How can growing Canadian cities shrug off their aging, restrictive zoning bylaws to build vibrant, healthy, unsegregated communities while limiting sprawl? Experts say Edmonton has the answer.
The city set “an excellent precedent” for local governments across Canada in January when it implemented its new zoning bylaw, said panelists at a recent webinar hosted by Climate Caucus. And one key to enabling it was a large-scale community engagement process that started over four years ago, in 2020. This crucial step was needed to gain buy-in from many of Edmonton’s roughly million residents to overhaul stagnated zoning from the 1960s that was first drafted for a population of 300,000.
Through its Zoning Bylaw Renewal Initiative, new city-wide changes will gently increase density and are expected to help Edmonton welcome one million more residents by 2065, and house at least half of them within its boundaries as planned.
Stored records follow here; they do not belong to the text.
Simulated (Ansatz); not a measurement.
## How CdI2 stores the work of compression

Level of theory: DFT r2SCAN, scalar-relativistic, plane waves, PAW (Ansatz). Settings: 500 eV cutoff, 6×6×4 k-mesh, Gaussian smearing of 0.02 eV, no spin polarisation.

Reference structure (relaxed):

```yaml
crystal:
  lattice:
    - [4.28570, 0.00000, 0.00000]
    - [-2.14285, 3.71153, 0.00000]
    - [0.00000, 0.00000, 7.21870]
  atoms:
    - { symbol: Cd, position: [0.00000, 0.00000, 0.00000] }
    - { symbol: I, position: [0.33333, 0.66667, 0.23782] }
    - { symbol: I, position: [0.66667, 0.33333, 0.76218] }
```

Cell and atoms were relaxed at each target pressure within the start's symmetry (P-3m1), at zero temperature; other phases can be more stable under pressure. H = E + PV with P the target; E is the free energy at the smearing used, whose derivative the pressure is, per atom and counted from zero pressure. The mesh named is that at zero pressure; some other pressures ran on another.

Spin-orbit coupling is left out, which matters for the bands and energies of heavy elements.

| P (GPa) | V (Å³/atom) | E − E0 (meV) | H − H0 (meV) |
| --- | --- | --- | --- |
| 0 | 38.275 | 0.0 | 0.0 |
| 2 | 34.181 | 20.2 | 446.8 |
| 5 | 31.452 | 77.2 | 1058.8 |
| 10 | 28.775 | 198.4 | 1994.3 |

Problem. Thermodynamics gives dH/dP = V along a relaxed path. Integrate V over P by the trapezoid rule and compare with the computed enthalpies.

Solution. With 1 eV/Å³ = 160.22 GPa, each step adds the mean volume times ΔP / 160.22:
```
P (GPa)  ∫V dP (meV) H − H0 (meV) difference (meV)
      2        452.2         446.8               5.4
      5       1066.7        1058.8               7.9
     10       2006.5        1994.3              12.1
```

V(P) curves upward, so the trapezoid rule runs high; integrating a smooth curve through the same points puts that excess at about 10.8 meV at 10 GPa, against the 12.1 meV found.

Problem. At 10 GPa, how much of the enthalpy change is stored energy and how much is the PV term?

Put simply, the new zoning is about “more housing everywhere,” said Travis Pawlyk, acting manager of development and services for the city’s Urban Planning and Economy Department, during a webinar where he shared lessons from implementing the bylaw. In Edmonton’s once single-family post-war suburbs, “as of right” developers can “put up to eight units on every single one of those spots,” Pawlyk said.
The city also streamlined its 125 different land uses down to 51—with the newer and wider categories expected to facilitate a more convenient, walkable city with shops and amenities built near homes. Edmonton’s vision : “Next time you run out of milk, you won’t have to get in your car.”
“We need to make deliberate choices around urban intensification, changing our settlement pattern to integrate mass transit and urban development to create those mixed use and pedestrian-friendly communities,” Pawlyk said. By limiting sprawl, these choices also lead to greater protection of natural ecosystems and biodiversity.
The new bylaw cuts the number of standard city zones from 46 to 24, reducing the need to rezone for future development, Pawlyk added.
“We’re young, ambitious, and building something extraordinary here,” he said. The city is booming as Canada’s fifth-largest economy, with a housing market 20% more affordable than Calgary’s, 2½ times more affordable than Toronto’s, and three times more affordable than Vancouver’s.
“Keeping Edmonton affordable and prosperous and making it climate resilient will require growing differently, growing with intent,” Pawlyk added. Zoning that is “out of date” and doesn’t reflect the needs of a modern city and its population will block resilience and prosperity.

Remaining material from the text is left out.